This paper proposes MVSMamba, the first Mamba-based Multi-View Stereo (MVS) network, which achieves efficient intra-view and inter-view global omnidirectional feature aggregation via a reference-centered dynamic scanning strategy, attaining state-of-the-art performance on DTU and Tanks-and-Temples with superior efficiency.

Background & Motivation

Multi-View Stereo (MVS) aims to reconstruct dense 3D geometry from calibrated multi-view images, relying critically on high-quality cross-view feature matching. Robust feature representation is the foundation of reliable matching.

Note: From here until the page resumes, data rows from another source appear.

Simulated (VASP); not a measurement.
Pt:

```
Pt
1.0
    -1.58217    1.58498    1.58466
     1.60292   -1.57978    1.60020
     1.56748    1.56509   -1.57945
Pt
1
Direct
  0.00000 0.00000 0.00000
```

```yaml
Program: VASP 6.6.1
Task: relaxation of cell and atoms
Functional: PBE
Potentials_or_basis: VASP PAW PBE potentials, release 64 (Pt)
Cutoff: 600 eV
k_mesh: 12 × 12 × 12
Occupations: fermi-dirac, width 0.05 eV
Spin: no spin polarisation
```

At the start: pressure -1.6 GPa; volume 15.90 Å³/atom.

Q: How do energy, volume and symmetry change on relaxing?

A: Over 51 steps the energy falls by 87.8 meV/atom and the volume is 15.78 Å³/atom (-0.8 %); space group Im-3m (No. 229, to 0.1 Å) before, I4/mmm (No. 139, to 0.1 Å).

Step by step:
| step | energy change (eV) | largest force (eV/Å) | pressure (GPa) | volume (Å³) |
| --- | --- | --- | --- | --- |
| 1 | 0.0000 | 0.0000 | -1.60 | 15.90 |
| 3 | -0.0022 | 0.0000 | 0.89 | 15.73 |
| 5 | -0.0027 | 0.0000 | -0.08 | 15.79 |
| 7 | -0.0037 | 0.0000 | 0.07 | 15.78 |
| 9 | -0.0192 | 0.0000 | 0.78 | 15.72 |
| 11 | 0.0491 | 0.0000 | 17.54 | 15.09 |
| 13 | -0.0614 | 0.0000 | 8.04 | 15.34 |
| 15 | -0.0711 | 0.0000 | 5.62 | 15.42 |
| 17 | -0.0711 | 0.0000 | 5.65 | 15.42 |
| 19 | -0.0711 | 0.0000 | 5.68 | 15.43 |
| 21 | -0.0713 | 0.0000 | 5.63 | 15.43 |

Evolution and limitations of existing methods: - CNN-based methods (e.g., CasMVSNet): computationally efficient but constrained by local receptive fields, underperforming in challenging regions such as textureless and reflective surfaces. - Transformer-based methods (e.g., TransMVSNet, MVSFormer++): introduce global dependency modeling to improve performance, but the quadratic complexity of attention mechanisms incurs significant efficiency costs. Even with optimizations such as linear attention and epipolar window attention, multiple alternating rounds of self-attention and cross-attention remain costly. Some approaches also rely on large pretrained ViTs with substantial parameter counts (e.g., MVSFormer++ uses 39.48M parameters).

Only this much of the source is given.